[Top][All Lists]
[Date Prev][Date Next][Thread Prev][Thread Next][Date Index][Thread Index]
Re: [Po4a-dev]HTML module (first revision)
From: |
Martin Quinson |
Subject: |
Re: [Po4a-dev]HTML module (first revision) |
Date: |
Fri, 14 Feb 2003 16:31:54 +0100 |
User-agent: |
Mutt/1.5.3i |
On Thu, Feb 13, 2003 at 03:03:22PM +0100, Laurent Hausermann wrote:
> Hi all,
>
> I have developped an HTML module for po4a. It has still some bugs and it's
> not
> perfect, but I think it's a good starting point.
>
> It uses HTML::TokeParser ( apt-get install libhtml-parser-perl )
>
> I sent the whole diff to Martin Quinson, not to this list (I can send any you
> if you mind a email to me) .. ?
Ok, I commited this to the CVS, so that others can see it.
This module isn't ready to release yet in my opinion. Here are my objections:
* The parser you used don't allow to retrieve the line number. Why not to
use the HTML::Parser module, which seems somehow more powerfull ?
* The sentence:
a wonderful wife named "<a
href="mailto://Armelle.Quinson.fr">Armelle</a>",
and a marvelous little boy <a href="Tristan.html">Tristan</a>
(yup, it's part of my homepage ;) is changed to:
# type: td
#: FIXME:0
#, no-wrap
msgid "a wonderful wife named \""
msgstr ""
# type: a
#: FIXME:0
#, no-wrap
msgid "Armelle"
msgstr ""
# type: td
#: FIXME:0
#, no-wrap
msgid "\", and a marvelous little boy"
msgstr ""
# type: a
#: FIXME:0 FIXME:0
#, no-wrap
msgid "Tristan"
msgstr ""
That is to say that sentences are broken in subparts, which is BAD. (see
http://www.ens-lyon.fr/~mquinson/l10n.html for a rational).

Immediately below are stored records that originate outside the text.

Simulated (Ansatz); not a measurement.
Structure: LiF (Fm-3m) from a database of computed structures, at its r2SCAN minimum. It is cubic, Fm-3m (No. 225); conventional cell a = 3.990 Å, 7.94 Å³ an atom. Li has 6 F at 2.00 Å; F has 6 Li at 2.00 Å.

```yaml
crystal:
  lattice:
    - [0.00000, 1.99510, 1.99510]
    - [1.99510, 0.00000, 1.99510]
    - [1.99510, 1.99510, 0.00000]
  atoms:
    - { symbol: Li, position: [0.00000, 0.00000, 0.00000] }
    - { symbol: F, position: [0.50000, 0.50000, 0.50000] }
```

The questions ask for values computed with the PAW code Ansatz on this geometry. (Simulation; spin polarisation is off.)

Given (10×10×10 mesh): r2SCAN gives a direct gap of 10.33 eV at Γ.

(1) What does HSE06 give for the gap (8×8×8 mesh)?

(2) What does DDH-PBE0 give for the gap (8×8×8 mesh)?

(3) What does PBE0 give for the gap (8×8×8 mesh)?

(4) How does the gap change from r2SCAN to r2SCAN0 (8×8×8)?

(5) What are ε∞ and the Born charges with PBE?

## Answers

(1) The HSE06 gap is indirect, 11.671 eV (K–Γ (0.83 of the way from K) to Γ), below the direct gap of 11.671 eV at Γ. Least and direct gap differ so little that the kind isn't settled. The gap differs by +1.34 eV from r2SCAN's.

* Your version don't put entry type in the po, which prevents from using
gettextization (see po4a(7) for more details). I quickly hacked a
support for that in the version in CVS, but that's not perfect yet.
I suggest that:
- you move to a parser that allows you to retrieve the line number (or
explain me that I'm an idiot and that this parser do allow you to
retrieve the line number, and how)
- you look at the sgml module to see how we handle the fact that some tags
delimit a paragraph (like <p>), and should be translated, and that some
other tags shouldn't be touched because they don't delimit a sentence
(like <b>, <i> and so on)
Sorry, but I really can't release this module as is...
Anyway, thanks for your contribution, it IS a good start.
Bye, Mt.
--
Source is provided to this software because we believe users have the right
to know exactly what a program is going to do before they run it.